Friday, June 27, 2014

Vinets from the floor. Part one

Greetings.

Tomorrow is a novel writing day, so I have to burn off my blog posts now to free the brain cycles.

Part one Confessions of a mathtard.

I have never been good at arithmetic.  For reasons unclear to me I have staggered into adulthood needed a pen and paper for number crunching that many can fire off from the top of their heads.  Where this stems from is an open question, perhaps I could pin it on a unfound learning disability.  Or perhaps the time in grades 4 and 5 where I was in a special education group was when the rest of the class was learning those maths.  I also assume this time I spent out of the regular classroom is where the proper use of whom was explored, along with the correct uses of affect vs effect.  Lacking a time machine I can't say what it is I was not learning.

Certainly the time spent learning eye tracking must have taken some time away from regular studies, but at least I can read and don't have to bob my head like a pigeon to track an object, any more.  Thanks Father.   So somewhere along the way the rote learning and repeat grilling did not happen enough times to secure the knowledge and methods.  This is not to say I can not math, but that it fails me at the wrong times.
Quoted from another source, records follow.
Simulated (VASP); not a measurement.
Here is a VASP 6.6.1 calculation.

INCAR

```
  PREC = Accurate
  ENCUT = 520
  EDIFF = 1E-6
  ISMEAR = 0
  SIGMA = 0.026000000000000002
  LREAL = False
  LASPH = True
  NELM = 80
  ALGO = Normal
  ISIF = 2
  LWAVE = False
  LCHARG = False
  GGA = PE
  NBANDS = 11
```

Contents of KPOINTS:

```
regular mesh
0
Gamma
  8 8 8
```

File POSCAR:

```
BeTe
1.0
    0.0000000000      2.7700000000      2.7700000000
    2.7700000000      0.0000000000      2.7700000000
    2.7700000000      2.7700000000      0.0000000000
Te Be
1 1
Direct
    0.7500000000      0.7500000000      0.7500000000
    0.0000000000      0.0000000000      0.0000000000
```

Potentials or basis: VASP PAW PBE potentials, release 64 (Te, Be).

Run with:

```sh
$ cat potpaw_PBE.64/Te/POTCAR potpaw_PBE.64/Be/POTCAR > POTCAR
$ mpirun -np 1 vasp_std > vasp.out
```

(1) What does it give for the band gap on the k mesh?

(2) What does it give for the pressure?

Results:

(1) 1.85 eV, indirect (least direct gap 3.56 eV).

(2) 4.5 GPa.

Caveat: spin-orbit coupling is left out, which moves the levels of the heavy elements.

The scenario is repeated in many contexts.  A conversation goes quantitative. My attention wanders, the numbers are not registering with my brain as I await the conclusion.  Out of the blue the person who has been doing the computations asks me whats this number by this operator and the other number.  By the time I have secured the value of the first number and the identity of the operator I am receiving a look.  The look of why haven't I mathed yet. The moment that look hits me you will not get any math out of me.  I will be anxious about making mistakes, knowing full well that I often do.  My abacus goes limp under pressure.

For me math is a discrete thing. my brain does not like storing small things.  If caught of guard on a tired a day you will be lucky to get me to store the number without flipping the digits, to compute against a quality I can scarcely recall is near instant failure.  Math is also discrete in that if I have not been anticipating the doing of it, it will not engage.

On the subject of failing to retain small information packets.  Anyone who has ever spelled a word at me knows if I fail to start transcribing it before the second letter is announced I will not make it to the end without error.  If I am lucky the word will be learned as a series of keystrokes and I will not have to think about that.

Now back to the maths.  Enter the warehouse floor.  Much of my time is spent picking orders.  It is a task that suits me well, it is labour that rents my body and only a small part of my mind.  Sometimes I have time to think about what  The Object in my science fiction novel is.  Or how its existence drives the politics of the two main human political bodies.  Other times I have to zoom in on the finer details of the work, I am now much more comfortable remembering a 6 digit product number.  There is a zen to this.  Thanks to the isolation, stuff being shipped in dozens, and merchandise not always being in stock, I am mathing more.  Will this save me from being flummoxed by a request for a surprise computation, no.  But may be yes, I may just be learning.  I do know the narrow focus and the demands for retaining information make this job sit better in my mind than most work I have done.  It feels like I am rebuilding my attention span.

1 comment:

Ien in the Kootenays said...

Doing is learning. I became good at basic arithmetic during my waitressing years, when I had to add up bills. Long ago, no device.